Why you should learn 한글

I just posted a video explaining how to read Korean. You can go from zero to literate in eighteen minutes! Here’s why I made it and why I think you should study it.

Korean looks terrible when it’s transliterated into English. The common sense pronunciation of transliterated Korean is at best an approximation (hangul), often falls very far from the mark (annyeong haseyo), and at worst is inscrutable (tteokbokki). As a result there is little insight to be gained through transliteration; I might as well use nonsense words instead. And there is a harmful consequence. Because it is written so poorly in our alphabet, Korean seems more foreign, not just unknown but unknowable. By extension, so does Korea.

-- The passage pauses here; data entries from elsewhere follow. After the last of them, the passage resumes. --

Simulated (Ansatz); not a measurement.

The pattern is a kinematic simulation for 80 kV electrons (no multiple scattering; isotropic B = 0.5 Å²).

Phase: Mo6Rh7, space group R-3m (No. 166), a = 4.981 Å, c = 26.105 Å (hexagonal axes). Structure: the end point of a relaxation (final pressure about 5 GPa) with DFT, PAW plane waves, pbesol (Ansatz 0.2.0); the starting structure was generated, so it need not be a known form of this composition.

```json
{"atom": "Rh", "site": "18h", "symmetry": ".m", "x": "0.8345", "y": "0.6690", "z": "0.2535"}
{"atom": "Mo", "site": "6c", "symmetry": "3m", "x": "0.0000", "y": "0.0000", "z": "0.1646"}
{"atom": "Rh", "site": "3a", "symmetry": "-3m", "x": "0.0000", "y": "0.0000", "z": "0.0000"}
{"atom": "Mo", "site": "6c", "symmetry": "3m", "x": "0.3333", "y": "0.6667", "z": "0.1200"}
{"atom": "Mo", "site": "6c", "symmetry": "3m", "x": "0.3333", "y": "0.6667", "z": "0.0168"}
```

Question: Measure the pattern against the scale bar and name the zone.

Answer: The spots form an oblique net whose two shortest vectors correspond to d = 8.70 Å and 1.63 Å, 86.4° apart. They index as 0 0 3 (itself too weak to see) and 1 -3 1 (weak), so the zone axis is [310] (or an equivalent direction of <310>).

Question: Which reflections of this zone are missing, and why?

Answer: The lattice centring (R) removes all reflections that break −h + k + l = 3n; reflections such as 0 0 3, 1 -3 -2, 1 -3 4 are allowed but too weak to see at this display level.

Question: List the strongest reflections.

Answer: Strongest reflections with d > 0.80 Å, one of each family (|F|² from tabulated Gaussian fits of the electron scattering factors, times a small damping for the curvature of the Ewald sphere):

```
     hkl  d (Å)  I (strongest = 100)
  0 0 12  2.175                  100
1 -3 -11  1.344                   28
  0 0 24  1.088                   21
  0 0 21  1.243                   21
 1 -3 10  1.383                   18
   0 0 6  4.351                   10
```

For these reasons I have decided not to transliterate Korean in this blog. For instance, I was happy to tell you the title of my previous post “두부고추장찌개” meant “tofu and red pepper paste stew,” because I don’t expect you to actually learn Korean. But I would not write it as dubu gochujang jjigae.1 You’ll have to figure that out yourself.

More on that translation, though: it’s not really correct to translate 고추장 as “red pepper paste.” 고추장 is a paste made with red peppers, but that doesn’t capture all of its meaning. Really, there is no correct translation of 고추장, because there is no English equivalent. There is only so much that you can convey in a succinct descriptive translation of uniquely Korean concepts, and if you go too far you end up describing apples in terms of oranges. A 파전 is not “Korean pizza,” as I’ve heard it explained (hey, they’re both circular things you slice!), any more than candle wax is ice because they both melt. Rather, a 파전 is a 파전. It’s not such a crazy foreign concept - a savory unleavened pancake made with rice flour and filled with toppings like green onions, seafood, and kimchi - but to learn what it is requires just a little bit of investment on your part.

That’s what this is really about. I think you should expend a little bit of effort to understand Korean and Korea and Koreans. Koreans are used to being overlooked in favor of or lumped in with the other East Asian peoples, at least on a Western or world stage. Because the standard of reciprocal interest is so low, they do things like introducing a 파전 as Korean pizza, condescending to the lack of interest at the expense of actually conveying their culture. And yet, Korean culture has so much to offer the world! And they have done an awful lot to be able to play by the rules in places like the United States. Return the favor and benefit from a two-way exchange. Learning hangul isn’t meeting them halfway; it’s giving them an inch in exchange for their mile.

If you won’t do it for their sake, do it for mine. If you happen to be a Christian you believe that “we are members of one another.” What that means is that since I went to Korea, part of you went to Korea too. I can’t give you the answer to questions like “So, how is Korea?” without sharing about Korea itself. If you don’t care what’s going on here or what it’s like, and you just want to know how I’m doing, I question how much you actually do care about me.

Finally, learning 한글 will help you by expanding your mind. A window into an entire region of the world which happens to contain billions of people will have opened. You will realize assumptions you had about what a writing system is were false. You will realize that certain things which appear inscrutable at first glance are actually fully within your power to comprehend. You will appreciate its elegance and simplicity which is not at the expense of depth or breadth. You will engage critically with our language in a way that will leave you with a deeper appreciation for it.

You will understand just a little better what it means to be human.

The door is open.

1 A possible exception are the few Korean words that actually have made it into our lexicon, like kimchi, words whose transliterations have actually entered our language.